Eleven
We’re in the sporting goods store to buy softball cleats. I survey the selection of shoes, turning them over to study the cleat patterns.
I ask the salesman, “Is it better to have the cleats in the middle, like this one, or just around the edge?”
My daughter is embarrassed. She doesn’t roll her eyes or let out a sharp breath, but I can feel it, as if the air suddenly became five degrees cooler. It’s a change in the wind.
“And which is better, rubber or plastic cleats?”
She moves a few feet away from me and starts examining the baseball socks, as if that small bit of space between us can fool everyone into thinking that she’s not with me — that at eleven years old she is here on her own, buying long, blue baseball socks.
Although she’s done nothing, I get exasperated. My comment is directed toward the salesman, but is meant for my daughter: “I’ve never bought cleats before!”
“It’s okay,” he reassures me and suggests a certain model, as if I was really talking to him.

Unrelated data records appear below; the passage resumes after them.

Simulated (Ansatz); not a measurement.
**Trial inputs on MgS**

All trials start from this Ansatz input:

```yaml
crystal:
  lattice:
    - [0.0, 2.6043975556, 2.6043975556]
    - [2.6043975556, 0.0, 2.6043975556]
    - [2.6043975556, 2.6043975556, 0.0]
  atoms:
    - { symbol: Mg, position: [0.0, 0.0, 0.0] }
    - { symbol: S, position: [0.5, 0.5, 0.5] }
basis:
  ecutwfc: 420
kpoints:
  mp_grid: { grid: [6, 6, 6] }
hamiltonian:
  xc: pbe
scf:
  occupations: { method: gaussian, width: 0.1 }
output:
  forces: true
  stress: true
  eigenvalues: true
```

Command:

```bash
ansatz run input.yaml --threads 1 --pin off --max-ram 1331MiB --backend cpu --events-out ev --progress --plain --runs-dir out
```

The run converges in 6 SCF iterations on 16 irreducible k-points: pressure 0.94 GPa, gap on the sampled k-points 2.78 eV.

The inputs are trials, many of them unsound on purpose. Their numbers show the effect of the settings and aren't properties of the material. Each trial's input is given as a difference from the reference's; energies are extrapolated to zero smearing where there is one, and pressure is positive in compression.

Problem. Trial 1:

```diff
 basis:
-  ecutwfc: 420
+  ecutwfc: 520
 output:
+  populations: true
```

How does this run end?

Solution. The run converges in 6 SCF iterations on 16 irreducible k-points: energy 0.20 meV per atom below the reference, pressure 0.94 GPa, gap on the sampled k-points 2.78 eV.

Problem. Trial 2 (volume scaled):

Lately, it doesn’t take much for me to embarrass her. I work at her school, in the library. When she’s around her friends, she is silly, happy. I don’t intrude on her there. I try not to talk to her any more than I do any other student. When she’s at the lunch table with her friends, I don’t go over and say “hi.” Sometimes when we’re going to the car, she walks a little too fast in front of me, like we’re not together. I try not to take it personally, but these little rejections sometimes sting, even though I know that it’s normal for her age.
One day, she racewalked into the library. She had an assignment that she had forgotten about: to interview a person whose advice had been good.
“Will you answer my questions?” she asked.
“So my advice is good?” I pressed.
“It’s due in an hour! Will you answer my questions?”
I could have made her work for it, but I didn’t. I believe that even though she’d never admit it, she does think I have good advice, that she knows she can trust me. She asked me what quotation I found inspiring and I told her one by Louisa May Alcott: “I am not afraid of storms, for I’m learning to sail my ship.”
The quote came to mind because I got it in a fortune cookie once and taped it to my computer monitor. Also, it’s true. I don’t know how to mother an adolescent daughter, to give her the space she craves and still be there when she needs me. But I’m learning because I have to captain a steady ship for her. I don’t know what waves she will face, but I know that waves can be rough.
Now she’s trying on the shoes. I told the salesman that she wears a five, maybe a five and a half, but she’s struggling to get the five and a half onto her foot. She’s writhing around with a desperate look on her face. “It’s too small!”
“How can that be?” I ask. “Your other shoes are a five. Where is it too small?”
“All over!”
I mouth to the salesman, “A six?”
“No problem,” he says cheerfully. “But that’s an adult size. It will be five dollars more.”
He turns to my daughter. “Why don’t I measure your foot, kiddo?”
She winces. I wince. I know she doesn’t like this man calling her “kiddo.” I don’t like it, either.
He measures her foot and it’s a five and a half. There is a brief silence, as if we are all contemplating the significance of this foot that is too big to fit into the kids’ shoes, but not technically ready for the adult shoes.
“Well, the shoes all run differently, kiddo. I’ll get a six.”
The six fits and she relaxes. Then I say something stupid. “Is it comfortable enough to run in? Do you want to run around the store?”
I don’t know where that came from. Of course she doesn’t want to run around the store. She would rather stick pins in the skin of her eyelids than run around the store in her new softball cleats. Her eyes widen.
“Go ahead, kiddo!” the salesman says jovially.
She shakes her head, fast: a tiny shake, more of a shudder.
I turn to the salesman. “I think we’ll take these.”
Back home she tries on her new cleats. I am one inch taller than she is, but not when she’s wearing the cleats. She likes to wear them. She stands on her tiptoes and stretches her neck up and says, “I’m taller than you are!” and pats my head indulgently. It’s certain that I will eventually be the shortest member of our family. I am the ultimate growth chart for her. She can’t wait to surpass me. It doesn’t bother me, but I joke around anyway, saying that she needs to stop growing, or that I’m going to put rocks on her head to slow her down. Her new height is all the more sweet for her because of my complaints.
It’s bedtime and her cleats are lined up neatly in her closet. They are arranged carefully, the one ordered thing among the chaos of her room. I do the same thing I do every night before she goes to bed: I hug her, and I don’t let her go. She pushes away, and I hold tighter, and then I act like she’s the one holding tight. I say, “A short hug is fine. Why do you always hug so long?” and I sigh, exasperated. She kicks her feet and moans and laughs. Eventually, I release her and I say, “Finally! Enough is enough already!” She always comes for that hug, and she always laughs. She doesn’t like going to bed until we do the hug. I think that she likes pushing away from me. And I think she likes me holding on, not letting go.